Lightning in the Dark: Uncovering Global IPv6 Router Interfaces and Their Security Implications
Published in The 33rd IEEE International Conference on Network Protocols, 2025
Abstract
The IPv6 routing infrastructure is an important part of the modern Internet, and the collection of its interface addresses is greatly significant in network security, performance optimization, and measurement analysis. However, existing methods suffer from two major problems: the lack of flexibility in budget allocation across probing rounds and the absence of a dynamic hop limit adjustment mechanism based on feedback. These problems lead to the low hit rate and inefficiency of existing methods for discovering router interfaces, which seriously hinders the comprehensive knowledge of IPv6 routing infrastructure.
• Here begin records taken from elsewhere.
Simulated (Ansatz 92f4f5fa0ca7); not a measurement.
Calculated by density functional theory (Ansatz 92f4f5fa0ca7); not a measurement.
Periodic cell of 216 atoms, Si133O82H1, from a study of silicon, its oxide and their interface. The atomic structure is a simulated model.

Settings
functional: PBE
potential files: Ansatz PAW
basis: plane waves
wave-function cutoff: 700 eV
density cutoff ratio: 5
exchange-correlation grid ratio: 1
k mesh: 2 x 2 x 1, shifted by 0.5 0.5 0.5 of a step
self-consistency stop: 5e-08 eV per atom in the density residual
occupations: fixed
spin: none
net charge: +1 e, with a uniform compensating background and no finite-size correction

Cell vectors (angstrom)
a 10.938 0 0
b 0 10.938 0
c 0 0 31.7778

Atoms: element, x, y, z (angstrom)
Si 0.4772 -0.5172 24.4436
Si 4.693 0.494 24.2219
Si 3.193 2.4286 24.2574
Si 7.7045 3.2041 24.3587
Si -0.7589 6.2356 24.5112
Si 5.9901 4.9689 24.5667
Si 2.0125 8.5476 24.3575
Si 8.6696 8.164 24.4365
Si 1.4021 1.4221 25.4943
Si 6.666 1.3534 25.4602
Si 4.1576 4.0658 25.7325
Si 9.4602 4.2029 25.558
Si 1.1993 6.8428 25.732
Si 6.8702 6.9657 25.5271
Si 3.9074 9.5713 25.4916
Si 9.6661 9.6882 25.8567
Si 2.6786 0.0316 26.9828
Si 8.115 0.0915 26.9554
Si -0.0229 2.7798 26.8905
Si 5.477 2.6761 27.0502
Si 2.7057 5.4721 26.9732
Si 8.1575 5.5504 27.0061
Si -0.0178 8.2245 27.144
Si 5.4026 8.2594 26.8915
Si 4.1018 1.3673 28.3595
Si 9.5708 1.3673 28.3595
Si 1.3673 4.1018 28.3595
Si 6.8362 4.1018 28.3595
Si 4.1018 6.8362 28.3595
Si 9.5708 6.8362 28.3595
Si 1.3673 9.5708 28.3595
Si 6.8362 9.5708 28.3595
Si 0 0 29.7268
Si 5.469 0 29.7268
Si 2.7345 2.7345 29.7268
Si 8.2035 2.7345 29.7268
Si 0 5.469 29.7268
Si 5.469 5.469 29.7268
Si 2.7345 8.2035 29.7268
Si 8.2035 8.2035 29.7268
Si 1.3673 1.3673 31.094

To this end, we propose Helixir, a feedback-based, high hit-rate, and efficient IPv6 router interface discovery system. Helixir’s core design includes a dynamic budget allocation mechanism across probing rounds, an inter-prefix budget allocation strategy that adequately trades off exploration and exploitation, and a hop limit selection method based on Thompson sampling. Real-world experiments show that with a 100M budget, Helixir achieves a hit rate 3.64× that of state-of-the-art methods on the BGP prefixes dataset, and Helixir successfully discovers over 31 million IPv6 router interface addresses in total within half an hour. In addition, a systematic security analysis of the discovered router interfaces shows that many devices open sensitive ports and expose hundreds of potential CVE vulnerabilities, highlighting the security risks in the IPv6 network.
Recommended citation: Jiasheng Zhou, Yingliu Liu, Lin He, Xiaoyi Shi, Yifan Yang, Chentian Wei, Daguo Cheng, Wenwen Gong, and Jiahai Yang. 2025. Lightning in the Dark: Uncovering Global IPv6 Router Interfaces and Their Security Implications. In Proceedings of the 33rd IEEE International Conference on Network Protocols (ICNP 2025). Seoul, South Korea.